EFF on January 17, 2013 By Katitza Rodriguez
This is the first in a series of posts mapping state surveillance challenges in Latin America and lessons learned at EFF’s State Surveillance Camp in Rio de Janeiro, Brasil.
What happens when you place a mix of journalists, technologists, human rights lawyers, digital rights activists, and victims of surveillance from around the world in a room to map the problems of electronic surveillance? What emerges is a complicated story made up of a number of complicated stories. Each participant brings a particular expertise to bear on the larger surveillance puzzle. Taken as a whole, these voices paint a portrait of state surveillance that is far more contextual and diverse than most people could imagine. More than anything else, what one learns is the critical role that context—the unique political histories and conflicts, socio-cultural expectations, and surrounding foreign and national policies—plays in shaping how state surveillance programs and practices are being carried out. This includes who can be surveilled and the ability of citizens to challenge surveillance. In spite of these disparate conditions, some surveillance practices are common to Latin America and continue to reappear amidst very different contexts.(…)
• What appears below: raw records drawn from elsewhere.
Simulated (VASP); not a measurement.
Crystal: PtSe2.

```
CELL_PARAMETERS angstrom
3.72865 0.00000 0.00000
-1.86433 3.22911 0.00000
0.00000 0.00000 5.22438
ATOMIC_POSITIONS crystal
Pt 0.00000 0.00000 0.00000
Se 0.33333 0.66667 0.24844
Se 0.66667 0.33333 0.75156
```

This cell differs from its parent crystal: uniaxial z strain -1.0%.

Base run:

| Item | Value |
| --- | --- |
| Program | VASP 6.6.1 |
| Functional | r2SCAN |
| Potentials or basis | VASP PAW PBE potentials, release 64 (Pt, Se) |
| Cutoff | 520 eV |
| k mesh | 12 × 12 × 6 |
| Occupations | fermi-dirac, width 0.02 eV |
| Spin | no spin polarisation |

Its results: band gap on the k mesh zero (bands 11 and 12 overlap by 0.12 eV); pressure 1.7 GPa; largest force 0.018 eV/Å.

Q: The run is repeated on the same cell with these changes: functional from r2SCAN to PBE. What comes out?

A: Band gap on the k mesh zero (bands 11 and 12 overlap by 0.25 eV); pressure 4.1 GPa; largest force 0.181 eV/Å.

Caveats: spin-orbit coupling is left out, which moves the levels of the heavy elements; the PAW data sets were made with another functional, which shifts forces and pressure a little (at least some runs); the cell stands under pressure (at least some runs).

The article then speaks about 4 issues:
Surveillance in Context: Some countries in Latin America have created their tools for estate surveillance in the context of war against drugs trafficking. For others, it is a remnant of previous military regimes.
Distinct Contexts for Those with Access to Technology: The surveillance is different in urban settings and in rural areas.
Challenging the Assumption that Surveillance Equals Security: Sometimes civilians may approve the use of surveillance tools because of the misconception that they can improve security.
Role of the United States in Surveillance Technologies in Latin America: For several years, DEA (Drug Enforcement Agency) is supposed to help local governments in their fight against narco trafficking. In several cases, this help has been used to monitor opponents. Wikileaks cables showed that, in the cases of Paraguay and Panama, these technologies were used to spy on leftist groups in operations unrelated to narcotics investigations.